Spin a coin on a flat surface, and it spirals much like a planet orbiting a star — at least until it runs out of steam and rattles to a stop on the table. But spin a wedding ring the same way, and it will make a surprising abrupt turn, following a trajectory more like a boomerang.
That's the conclusion of a new paper in Physical Review E, which fingers an unexpected change in the ring's air resistance as the culprit, according to lead author Mir Abbas Jalili, a physicist who studies applied mechanics at the University of California, Berkeley. "All major discoveries of rigid body dynamics had been made in the 18th and 19th centuries, and we thought this is a rare phenomenon that remained unnoticed for decades, and maybe centuries," Jalili told Gizmodo via email.
Jalili stumbled on this puzzling behaviour while pondering a different research problem in his office. He absent-mindedly removed his wedding ring and spun it on his desk, and was surprised to see that it made a retrograde turn as it spun, more like the flight path of a boomerang than the coins he usually spun while deep in thought. A few week later, his Berkeley colleague Reza Alam — a co-author on the new paper — invited Jalili and his wife to dinner, and Jalili demonstrated the effect. It was Alam who suggested they conduct experiments and film various spinning rings to better plot their trajectories.
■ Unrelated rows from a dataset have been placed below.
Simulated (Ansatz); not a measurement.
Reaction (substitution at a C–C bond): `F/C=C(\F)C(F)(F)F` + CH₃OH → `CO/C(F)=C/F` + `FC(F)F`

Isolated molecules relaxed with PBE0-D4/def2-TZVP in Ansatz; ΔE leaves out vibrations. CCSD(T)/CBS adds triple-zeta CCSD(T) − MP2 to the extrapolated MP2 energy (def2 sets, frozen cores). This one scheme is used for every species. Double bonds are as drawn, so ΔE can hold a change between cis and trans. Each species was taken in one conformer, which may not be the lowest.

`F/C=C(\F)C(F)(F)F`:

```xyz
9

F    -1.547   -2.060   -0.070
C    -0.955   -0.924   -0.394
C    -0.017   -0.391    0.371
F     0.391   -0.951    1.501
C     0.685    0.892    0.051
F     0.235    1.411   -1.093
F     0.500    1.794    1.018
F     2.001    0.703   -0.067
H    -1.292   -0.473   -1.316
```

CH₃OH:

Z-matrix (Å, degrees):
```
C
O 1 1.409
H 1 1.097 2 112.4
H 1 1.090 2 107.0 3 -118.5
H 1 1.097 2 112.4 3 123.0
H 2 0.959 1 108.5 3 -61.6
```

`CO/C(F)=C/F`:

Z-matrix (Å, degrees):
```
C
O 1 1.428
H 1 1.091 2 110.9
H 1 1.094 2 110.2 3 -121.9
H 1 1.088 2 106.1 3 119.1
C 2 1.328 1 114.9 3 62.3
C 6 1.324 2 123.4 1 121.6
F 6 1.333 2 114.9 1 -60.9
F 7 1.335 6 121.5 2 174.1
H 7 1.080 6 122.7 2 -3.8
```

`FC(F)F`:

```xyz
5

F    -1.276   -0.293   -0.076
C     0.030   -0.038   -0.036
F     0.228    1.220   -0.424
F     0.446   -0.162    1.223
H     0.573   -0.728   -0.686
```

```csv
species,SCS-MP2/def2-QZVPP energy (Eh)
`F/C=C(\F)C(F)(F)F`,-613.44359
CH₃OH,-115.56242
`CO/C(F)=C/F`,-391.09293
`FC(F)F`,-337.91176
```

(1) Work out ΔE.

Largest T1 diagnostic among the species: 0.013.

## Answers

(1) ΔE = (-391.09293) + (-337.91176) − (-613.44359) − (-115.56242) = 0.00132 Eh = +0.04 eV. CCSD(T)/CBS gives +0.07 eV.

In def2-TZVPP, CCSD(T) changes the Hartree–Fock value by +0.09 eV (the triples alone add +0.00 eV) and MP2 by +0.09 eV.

First, they needed a bunch of wedding rings, so Alam ordered them from Amazon.con. Apparently the retailer "thought a mass engagement was underway, and wrapped the rings in fancy gift boxes," Jalili recalled. Then they recorded the spinning motion of the wedding rings with a high-speed camera to verify that the behaviour was consistent. For the actual experiments, they made their own perfectly cylindrical rings of various widths and thicknesses, cut from a tube. You can see sample footage from their experiments below:
See how the path of the spinning ring gradually starts spiraling back? It's reminiscent of how a boomerang eventually reverses direction to return to the person who threw it. The key to this behaviour in boomerangs is known as gyroscopic precession. One wing moves through the air faster than the other as the boomerang travels forward, creating an imbalance of forces: there is more lift on the top wing, and that difference gives rise to a torque, causing the boomerang to loop back around during flight.
The explanation for the wedding ring's behaviour is a little different. A spinning coin will trap a thin layer of air between its bottom edge and the surface n which it is spinning. The same thing happens when you spin a ring, except now you have a big hole in the center. That gives the air an escape route, and it flows through the hole, changing the frictional forces so the spinning ring switches direction.
Maybe this explanation seems obvious in hindsight, but "None of our colleagues were able to predict the origin of the retrograde turn correctly," Jalili said. "They all thought slippage (the usual suspect) is the main cause."
It's often said that scientific discovery begins not with a triumphant cry of "Eureka!" but an unexpected observation punctuated by a puzzled, "huh.... that's funny." And it helps to foster a sense of play along with natural curiosity. Jalil's story of noting something unusual when he spun his wedding ring reminded me of a famous Richard Feynman anecdote.
When he was a young physics professor in Cornell in the late 1940s, Feynman was in a creative slump, science-wise. One day he was lounging in the school cafeteria when a prankster through a plate in the air. It bore Cornell's trademark red medallion seal on the run, and Feynman noticed a distinct wobble as the plate went up in the air. He also could see the red seal spinning around. The wobble of the plate was faster than its spin. Intrigued, Feynman calculated the exact ratio between the two, and found that this effect occurred when the plate was angled very slightly. When colleagues questioned the point of the exercise he insisted it had no importance: "It's just for fun!" But it pulled him out of his creative slump, and he went on to win a Nobel Prize.
Unlike Feynman's spinning plate, the spinning wedding ring experiment is likely to prove useful in improving the design of various real-world objects — like hydrofoils, speed boats, or racing cars — to achieve a better balance between the dueling forces of friction and aerodynamics as they zip across a surface. "Consider a frisbee," Jalili explained. "Depending on how you throw it, it can move in complex trajectories. According to our results, the trajectory becomes even more complex near the ground."
Ultimately, Jalili took away his own lesson from the wedding ring experiment. "There are many outstanding problems in nature all around us," he said. "We do not always need to equip ourselves with advanced facilities to make discoveries, and find applications for them. Even a falling leaf can be inspirational."
Feynman, Richard (1985). Surely You're Joking, Mr. Feynman, pp. 157-158
Jalali, M.A., Sarebangholi, M.S., and Alam, M-R. (2015) "Terminal retrograde turn of rolling rings," Physical Review E, 92: 032913.